Another important example of technological redundancy pertains to cabling. At Harrisburg University of Science and Technology (PA), the school’s main campus building, which opened in January 2009, has more than 20 collaborative classrooms. Officials have run multiple VGA cables to each workstation that provide students with ample opportunities to switch which laptop or tablet PC is connected to the network. These cables also let professors display work from individual computers on the big screen.

One last point on the issue of redundancy: At a time when just about every student has a laptop, tablet PC, or mobile device, it’s critically important to provide enough A/C outlets for charging batteries. At Louisiana State University’s information commons, a collaborative learning space that opened in 2008 in the campus library, there is one A/C outlet for every seat.

“We didn’t want our students to get excited about the new facility but then run out of battery life as soon as they got there and become dissatisfied because they couldn’t recharge,” says Dee Childs, deputy CIO at LSU. “The process of making technology redundant in a particular environment doesn’t only pertain to the technology itself.”

5) Assess Acoustical Issues

With many people working in the same open space, noise pollution can wreak havoc on the learning process. Experts advise that it’s best to devise solutions for this problem preemptively, especially since retrofitting a room to muffle loud noises can be disruptive, expensive, and not as effective as designing for noise control at the outset.

One obvious option is to install carpeting—even thin carpets absorb sound a lot better than, say, a concrete floor. More sophisticated strategies include removable walls and sound baffles, which are floating ceiling tiles designed to absorb sound.

Officials at RIT, the Rochester Institute of Technology (NY), opted for the latter two measures in their University Services Center, a collaborative learning facility that opened in the fall of 2009. Because the space features a 1.5-story glass drum, sound amplifies easily. Throw in four distinct areas to which groups can withdraw and the place gets loud quickly.

Sound baffles have helped dampen the noise. Jim Yarrington, director of campus planning, design, and construction, says the baffles hang from the ceiling like clouds to catch noise as it rises. The devices look like fins, and dangle between light fixtures.

“If you didn’t know what to look for up there, you’d never even think to ask,” Yarrington says, noting that the baffles were made by acoustical ceilings vendor Gordon. “In this sense, it is a relatively low-impact way of resolving a very legitimate issue.”

Yarrington says RIT also has invested in removable walls to cordon off portions of the room when multiple groups are using it simultaneously. He notes that the walls are actually comprised of individual, lockable storage bins large enough for student laptops and other tools. The school opted for two different kinds of bin-based walls, one made by Kraftwerks, the other by Merkel Donohue.

6) Don’t Forget Low-tech

Technology can be an enabler of collaborative learning, but it’s not the end-all or be-all. Some of the best ways to promote cooperative engagement can be low- or even no-tech.

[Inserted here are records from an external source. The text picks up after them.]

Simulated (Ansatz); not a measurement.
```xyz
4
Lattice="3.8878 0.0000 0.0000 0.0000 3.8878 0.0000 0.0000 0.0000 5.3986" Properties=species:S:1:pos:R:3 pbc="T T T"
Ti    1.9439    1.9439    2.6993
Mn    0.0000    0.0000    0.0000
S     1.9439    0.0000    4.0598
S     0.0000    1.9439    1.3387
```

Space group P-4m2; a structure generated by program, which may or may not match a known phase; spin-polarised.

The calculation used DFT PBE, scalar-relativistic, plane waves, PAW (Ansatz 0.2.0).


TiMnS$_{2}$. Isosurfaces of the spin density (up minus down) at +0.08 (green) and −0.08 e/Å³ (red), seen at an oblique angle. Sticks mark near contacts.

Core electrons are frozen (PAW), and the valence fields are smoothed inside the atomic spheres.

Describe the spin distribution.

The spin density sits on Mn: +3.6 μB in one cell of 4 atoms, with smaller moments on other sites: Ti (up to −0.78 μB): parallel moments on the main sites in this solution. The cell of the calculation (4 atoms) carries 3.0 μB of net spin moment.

Abilene Christian University administrators have invested in portable, non-electronic whiteboards for those lessons in students and instructors don’t need technology at all. Dickson says the old-fashioned dry-erase products also come in handy during those rare occasions when the in-room system is down.

“It’s always nice to have another option for displaying presentations and group work,” he says, adding that at times the roll-away whiteboards serve another purpose: They double as room dividers.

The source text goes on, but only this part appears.